Matthäus Merian der Ältere (or "Matthew", "the Elder", or "Sr."; 22 September 1593 - 19 June 1650) was a Swiss-born engraver who worked in Frankfurt for most of his career, where he also ran a publishing house.
Born in Basel, Merian learned the art of copperplate engraving in Zürich. He next worked and studied in Strasbourg, Nancy, and Paris, before returning to Basel in 1615. The following year he moved to Frankfurt, Germany where he worked for the publisher Johann Theodor de Bry, who was the son of renowned engraver and traveler Theodor de Bry.

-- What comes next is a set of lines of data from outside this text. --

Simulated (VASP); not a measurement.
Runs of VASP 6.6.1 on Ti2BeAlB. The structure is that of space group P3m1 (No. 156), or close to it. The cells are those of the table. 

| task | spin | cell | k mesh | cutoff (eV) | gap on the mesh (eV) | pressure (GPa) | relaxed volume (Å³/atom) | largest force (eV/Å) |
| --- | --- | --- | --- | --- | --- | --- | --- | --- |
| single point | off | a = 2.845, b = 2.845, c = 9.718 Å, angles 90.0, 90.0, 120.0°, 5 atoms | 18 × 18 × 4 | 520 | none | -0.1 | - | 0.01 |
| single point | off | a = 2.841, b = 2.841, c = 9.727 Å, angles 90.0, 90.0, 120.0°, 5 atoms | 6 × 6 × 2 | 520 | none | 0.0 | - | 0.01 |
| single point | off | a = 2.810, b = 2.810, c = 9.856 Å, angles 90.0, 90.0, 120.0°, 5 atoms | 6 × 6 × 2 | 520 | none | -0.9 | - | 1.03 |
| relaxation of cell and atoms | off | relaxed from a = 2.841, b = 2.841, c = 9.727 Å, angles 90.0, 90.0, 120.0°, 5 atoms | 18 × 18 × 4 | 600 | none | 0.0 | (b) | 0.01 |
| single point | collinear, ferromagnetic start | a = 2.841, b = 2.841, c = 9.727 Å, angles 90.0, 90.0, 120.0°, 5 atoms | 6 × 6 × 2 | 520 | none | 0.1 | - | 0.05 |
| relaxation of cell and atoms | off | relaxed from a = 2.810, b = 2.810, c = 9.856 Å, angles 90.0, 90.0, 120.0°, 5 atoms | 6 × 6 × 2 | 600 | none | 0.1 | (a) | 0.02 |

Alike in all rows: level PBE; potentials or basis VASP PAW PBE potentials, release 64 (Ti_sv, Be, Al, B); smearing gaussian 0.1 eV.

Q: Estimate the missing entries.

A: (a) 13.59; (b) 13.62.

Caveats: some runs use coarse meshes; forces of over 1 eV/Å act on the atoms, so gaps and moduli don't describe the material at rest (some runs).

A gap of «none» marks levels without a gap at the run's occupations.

Early in his life, he had created detailed town plans in his unique style, e.g. the plan of Basel (1615). With Martin Zeiler (1589 - 1661), a German geographer, and later (circa 1640) with his own son, Matthäus Merian (der Jüngere, i.e. "the Younger" or "Jr.") (1621 - 1687), he produced a series of Topographia. The 21-volume set was collectively known as the Topographia Germaniae. It includes numerous town plans and views, as well as maps of most countries and a World Map—it was such a popular work that it was re-issued in many editions. He also took over and completed the later parts and editions of the Grand Voyages and Petits Voyages, originally started by de Bry in 1590.